On the other hand, studies with karatekas have shown that, when the situation requires reading the opponent, fixating centrally on the opponent’s head or chest, and extracting information peripherally from the limbs, helps predicting the moves of the opponent (Williams & Elliott 1997). Vaeyens et al. (2007) discover that skilled soccer defenders use a more goal-oriented visual search strategy and successful decisions were related to more time spent fixating on the ball handler and sifting gaze more frequently between the ball handler and other AOIs.
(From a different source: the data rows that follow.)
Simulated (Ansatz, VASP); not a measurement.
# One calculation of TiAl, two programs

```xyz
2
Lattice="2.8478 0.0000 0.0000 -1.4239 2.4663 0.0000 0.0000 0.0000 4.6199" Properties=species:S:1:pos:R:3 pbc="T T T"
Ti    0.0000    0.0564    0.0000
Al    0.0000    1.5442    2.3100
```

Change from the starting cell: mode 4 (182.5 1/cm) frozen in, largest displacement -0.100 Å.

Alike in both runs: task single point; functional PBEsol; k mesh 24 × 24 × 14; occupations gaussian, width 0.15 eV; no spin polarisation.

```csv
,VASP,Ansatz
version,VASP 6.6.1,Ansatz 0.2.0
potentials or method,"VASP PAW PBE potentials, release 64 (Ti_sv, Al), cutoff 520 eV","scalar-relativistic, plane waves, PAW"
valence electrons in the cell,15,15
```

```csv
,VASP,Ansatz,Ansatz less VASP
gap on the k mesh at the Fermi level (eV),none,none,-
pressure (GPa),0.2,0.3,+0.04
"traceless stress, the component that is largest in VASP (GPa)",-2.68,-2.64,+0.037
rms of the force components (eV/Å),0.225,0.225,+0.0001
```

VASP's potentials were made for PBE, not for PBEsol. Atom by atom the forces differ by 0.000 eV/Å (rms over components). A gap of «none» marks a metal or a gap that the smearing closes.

Additionally, Roca et al. (2013) find that skilled soccer defenders fixate on multiple distinct locations in a far task to gain an oversight of the whole display. In a near task, the skilled players rely on focusing on the ball handler trying to extract information from their postural orientation, thus, anticipating what they were about to do (Roca et al. 2013).

In conclusion, the center-looking strategy is beneficial when dividing attention equally between two (or more) objects is required (Hüttermann et al. 2014). The free-gaze strategy may be more useful in analyzing the whole complex open-skill situation, and identifying familiarity and patterns of play, while the center-looking strategy is useful in drawing exact information from advance cue points (Roca et al. 2013). When exhausted, measured with perceived exertion, players possibly prefer a centrally located anchor (Bagatin et al. 2017). Of course, if one cue needs more detailed processing than another, fixating on the more critical one will be beneficial (Nagano et al. 2004). Lastly, the point of gaze can also be used in bluffing. Fixating on an object and passing to another will make it more difficult for the opponent to read the game (Williams et al. 1999, 154).